Following today's Service/ Manufacturing PMI miss (worst contraction in 88 months - since 2009) the Sterling market has come under significant pressure as BOE rate cut expectations increase with OIS rates markets pricing a 94% chance of a 4th Aug cut vs 85% before the PMI's were released.
Further, the PMI misses has attracted attention from UK Politicians e.g. Chancellor Hammond - which puts further qualitative pressure on the BOE to cut, rather than just quantitative data prints - Political pressure combined with data pressure is the best us GBP sellers can ask for when looking for a BOE rate cut.
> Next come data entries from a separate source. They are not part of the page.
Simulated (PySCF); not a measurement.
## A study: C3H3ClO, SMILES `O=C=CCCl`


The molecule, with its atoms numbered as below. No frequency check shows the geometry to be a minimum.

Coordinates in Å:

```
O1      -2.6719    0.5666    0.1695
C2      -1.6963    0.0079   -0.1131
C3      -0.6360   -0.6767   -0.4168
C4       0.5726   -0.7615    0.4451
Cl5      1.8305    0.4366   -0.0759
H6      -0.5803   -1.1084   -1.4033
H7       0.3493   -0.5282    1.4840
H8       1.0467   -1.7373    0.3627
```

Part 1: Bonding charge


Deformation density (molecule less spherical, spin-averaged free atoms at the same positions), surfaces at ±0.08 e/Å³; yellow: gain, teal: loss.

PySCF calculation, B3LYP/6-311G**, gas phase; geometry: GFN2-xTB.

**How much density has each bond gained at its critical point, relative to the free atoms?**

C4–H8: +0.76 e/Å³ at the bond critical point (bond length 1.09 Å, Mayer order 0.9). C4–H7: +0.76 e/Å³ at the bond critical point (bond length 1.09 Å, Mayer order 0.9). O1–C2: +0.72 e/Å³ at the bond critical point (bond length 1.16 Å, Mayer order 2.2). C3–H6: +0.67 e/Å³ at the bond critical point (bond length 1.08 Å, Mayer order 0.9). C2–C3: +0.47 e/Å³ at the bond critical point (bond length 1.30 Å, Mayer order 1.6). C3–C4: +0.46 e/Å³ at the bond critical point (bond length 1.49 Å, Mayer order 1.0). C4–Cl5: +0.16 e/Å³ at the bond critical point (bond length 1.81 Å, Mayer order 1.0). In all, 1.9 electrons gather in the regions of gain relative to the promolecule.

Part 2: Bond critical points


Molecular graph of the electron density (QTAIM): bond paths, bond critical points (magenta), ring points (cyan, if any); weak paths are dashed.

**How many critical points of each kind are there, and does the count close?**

I have to say this is a breath of fresh air for GBPUSD shorts that i am holding (cable trades down to 1.30xx) - given that the start of the week was the complete opposite, with strong CPI/ Employment and Hawkish comments from MPC members Weale and Forbes; all of which reducing the pressure on the BOE to cut and thus the sterling market.
Below also, following the PMIs we see Aug 4th BOE expectations from BoAML/ JPM - which call for a 25bps cut and 50bn addition to QE (with increased near-term pressure to do so/ act post-PMI) - in which imo will send GBP$ to 1.25, if not through - these expectations are encouraging for shorts thougb it should be remembered the cut was expected in July also but didnt materialise (though the minutes from the meeting did state "most members expect to ease in August". Further we see fresh recession concerns emerge as from Barclays below - once again putting downside pressure on GBP through poor GDP and increased BOE cut likihoods.
Further, on the USD side of the trade, in this risk recovery we continue to view FOMC rate hike expectations rising - aiding dollar topside (and gbp$ downside) - as Fed Funds Futures Opt Implied probs now trade at 19.5% for Sept, 20.8% Nov and 40% for Dec, up from yesterday at 18.8, 20 an 39.8 - the risk-on bias already started today will likely see these probabilities continue to strengthen through the end of the day.
Trading Strategy:
1. So from here after holding shorts at 1.3400 average, given this fresh and extreme impetus for downside - I will continue to hold my cable lower to the 1.285 target (unload 50%) and save 25-50% (depending if i unload 25% at the 1.305 level) for the Aug meeting itself where 1.25 is likely - where before today holding cable seemed more risky as the risks looked skewed to a hawkish BOE, which now has flipped. Unlikely, but any rallies to 1.33-35 level i will be reshorting - cable downside is a function of time imo.
- I like holding short because BOJ are likely to ease, whilst the FOMC stay neutral/ Hawkish, this in turn puts more pressure on the BOE to ease/ GBP - in order to prevent GBP appreciating vs JPY (disinflationairy) BOE must ease too & hawkish FED stance puts pressure on GBPUSD lower.
- Risks to the view continue to be if 1) New/ Weale/ Forbes continue to reiterate their hawkish/ no easing stance and perhaps less impactful; 2) Next weeks UK GDP reading - will not contain much Post brexit data so any upside is unlikely to give GBP strength, though downside is welcomed and could cause further selling (Low pre-Brexit GDP gives BOE more reason to cut)
GBP OIS PRICING A 94% CHANCE OF A 25BPS CUT FROM THE BOE IN AUGUST (85% PRE PMI)
- UK CHANCELLOR HAMMOND: Must restore uncertainty after July PMI
- UK CHANCELLOR HAMMOND: BOE will use monetary policy tools at its disposal
- UK CHANCELLOR HAMMOND: BOE have tools to respond to market turbulence in the short-term
BoAML ON BOE:
- We look for the BoE to cut rates 25bp and increase QE by £50bn in August, split between Gilts and private sector assets.
- BoE inaction so far and heightened policy uncertainty leaves risk-reward unattractive in the front end in our view.
- We prefer to position for potential BoE Gilt purchases, reiterating our 5s20s Gilt flattener as attractive in a QE-scenario.